Earlier this week, I attended the Espresso School in Clayton South. Now, as someone who loves their coffee, I’ve always been curious by what on the earth the baristas are doing as they tap silver jugs on the bench, click various leavers of those gorgeous machines and blast the steam wands. Coffee plays a strong part in a lot of my writing and I knew having a more detailed understanding on exactly how the machines worked and the skill involved would be useful to me as a writer. So, off I went to school.
The Espresso School is ideal for those working in the industry to learn how to make a good cup of coffee with no previous experience or those who have been working in cafes seeking to take their skills to the next level. The Espresso School also cater for people who might be looking to purchase a quality coffee machine for their homes or offices looking to learn more about the process, as well as people like myself who are just curious.
To start with, our instructor, David, made the class a great coffee and proceeded to run through a very brief history of coffee – the origins, the different varieties, the different types of coffee drinks. We looked at some “maths and science” of coffee – how much ground coffee needs to go into the machine for how much espresso to come out of the machine.

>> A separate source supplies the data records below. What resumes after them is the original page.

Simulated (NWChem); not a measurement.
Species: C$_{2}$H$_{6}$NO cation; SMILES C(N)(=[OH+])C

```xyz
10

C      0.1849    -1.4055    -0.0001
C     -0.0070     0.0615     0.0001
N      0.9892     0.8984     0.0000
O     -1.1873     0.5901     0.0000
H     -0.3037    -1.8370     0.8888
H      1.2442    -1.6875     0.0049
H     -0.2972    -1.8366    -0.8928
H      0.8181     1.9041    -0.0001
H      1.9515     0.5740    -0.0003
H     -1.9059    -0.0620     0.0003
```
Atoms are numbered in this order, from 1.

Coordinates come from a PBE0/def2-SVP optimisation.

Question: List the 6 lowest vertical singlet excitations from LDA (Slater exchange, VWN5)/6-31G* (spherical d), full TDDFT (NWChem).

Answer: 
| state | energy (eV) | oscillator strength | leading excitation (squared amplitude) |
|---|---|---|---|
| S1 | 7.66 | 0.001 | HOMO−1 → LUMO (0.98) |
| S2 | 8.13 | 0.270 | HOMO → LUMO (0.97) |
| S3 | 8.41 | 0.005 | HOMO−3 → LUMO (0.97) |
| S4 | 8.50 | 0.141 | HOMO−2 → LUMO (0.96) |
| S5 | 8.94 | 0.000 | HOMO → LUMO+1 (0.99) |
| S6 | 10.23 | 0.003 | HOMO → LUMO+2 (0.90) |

With some theory out of the way, we were set loose on the machines. It was fascinating to see how small variances in how the beans were ground or the weight of the ground coffee could have a dramatic impact on the final outcome. With knowledge in how grind the coffee as well weigh and tamper the coffee before putting it through the machine, we then explored how to froth the milk to the right temperature and density in order to pour the perfect latte or flat white. Hint – it’s all in the sound it makes.
In all, it was a really interesting morning. As someone who knew nothing about how coffee was made, it opened my eyes and gave me new appreciation for those who can brew a really good cuppa. It also may come in handy in my writing that now I can actually call the portafilter by its correct name rather than the ‘handle thingy’.